You may remember the first article in our Responsible AI in practice series, where we set the stage for the series — highlighting use cases from different industries along with actionable tips and tricks to execute within Dataiku — with a healthcare use case. Well, we’re back for round two and ready to discuss bias in marketing personalization (think targeted advertisements and dynamic pricing).
Yes, it’s true that even when checking data for potential biases, models can still ultimately be biased. Before prescribing any resolution to the problem of model bias, model builders (such as data scientists) need to learn more about how biased a model is by measuring some fairness metrics. The good news is Dataiku makes this process easy with our model fairness report, but how can you make sense of it and know which fairness metric to use for your use case? In this article, we’ll provide a high-level overview of the marketing use case along with helpful information on measuring model fairness in Dataiku.
Use Case #2: Biases in Personalized Ads and Dynamic Pricing
According to McKinsey, personalization can reduce acquisition costs by as much as 50%, lift revenues by 5-15%, and increase marketing spend efficiency by 10-30%. There is always the underlying risk, though, that the automated systems behind these marketing personalization campaigns perpetuate harmful biases.
This example from the Harvard Business Review outlines, with the example of dynamic pricing and targeted ad discounts, if (and how) biases may arise if the prices end users pay are decided by an algorithm (i.e., if a company wants to use historical data to train said algorithm to identify the customers, who will be the most receptive to price discounts?). The article states that so long as the customer profiles you feed into the algorithm contain attributes that correlate with demographic characteristics, it is highly likely that the algorithm will end up making different recommendations for different groups.

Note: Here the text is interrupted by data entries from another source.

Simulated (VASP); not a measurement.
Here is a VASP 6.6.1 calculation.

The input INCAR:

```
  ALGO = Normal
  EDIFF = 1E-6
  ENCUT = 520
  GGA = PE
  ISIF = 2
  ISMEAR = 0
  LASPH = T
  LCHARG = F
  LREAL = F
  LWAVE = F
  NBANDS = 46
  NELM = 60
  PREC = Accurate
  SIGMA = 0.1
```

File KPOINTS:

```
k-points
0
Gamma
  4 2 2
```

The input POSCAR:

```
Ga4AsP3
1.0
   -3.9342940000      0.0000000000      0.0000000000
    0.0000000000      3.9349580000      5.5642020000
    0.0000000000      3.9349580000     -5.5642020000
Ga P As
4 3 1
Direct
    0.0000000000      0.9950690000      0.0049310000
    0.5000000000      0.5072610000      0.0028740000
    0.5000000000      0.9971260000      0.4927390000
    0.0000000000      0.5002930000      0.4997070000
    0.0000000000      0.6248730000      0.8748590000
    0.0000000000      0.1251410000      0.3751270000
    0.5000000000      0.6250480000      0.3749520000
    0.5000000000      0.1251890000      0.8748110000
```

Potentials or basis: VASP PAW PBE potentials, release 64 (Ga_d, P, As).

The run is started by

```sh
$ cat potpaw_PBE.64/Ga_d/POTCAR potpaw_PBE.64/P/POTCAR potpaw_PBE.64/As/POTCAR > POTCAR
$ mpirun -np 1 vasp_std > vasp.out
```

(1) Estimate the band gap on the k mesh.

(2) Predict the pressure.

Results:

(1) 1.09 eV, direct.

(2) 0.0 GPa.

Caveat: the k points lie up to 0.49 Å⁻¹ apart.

In the article, the authors discuss the problem of targeted advertisements and pricing that inadvertently give better discounts to residents in high income areas. A similar form of discrimination could occur across different age groups. What if the historic promotional data is not well balanced across various age groups and there is more information on promotional responses for customers in the 18-55 age ranges versus those over 70? A model built on this data will not perform as well for the 70+ cohort and, as a result, fail to target customers who would actually use the promotion and create a pricing inequality between different populations of customers.
Do It in Dataiku!
As mentioned earlier, companies frequently send coupons and promotional discounts to customers to encourage spending and promote loyalty. In order to target these promotions most effectively, marketing teams will use historic redemption data to determine which customers to send new coupons to. Historic data is always biased — in this case, among different age groups in a given population. These biases will naturally reflect themselves in the model we build, so we need a way to measure and assess the fairness of a model.
Dataiku’s model fairness report calculates four widely accepted fairness metrics for binary classification models. It is not mathematically possible to satisfy all of these metrics at the same time, which means that we need to choose a single metric to prioritize for fairness. Which metric is most relevant will depend strongly on the intended use and impact of the model. In order to use the fairness report effectively and understand the various outputs, we’ll walk through the meaning and tradeoffs of each metric using an example from the world of targeted advertisements.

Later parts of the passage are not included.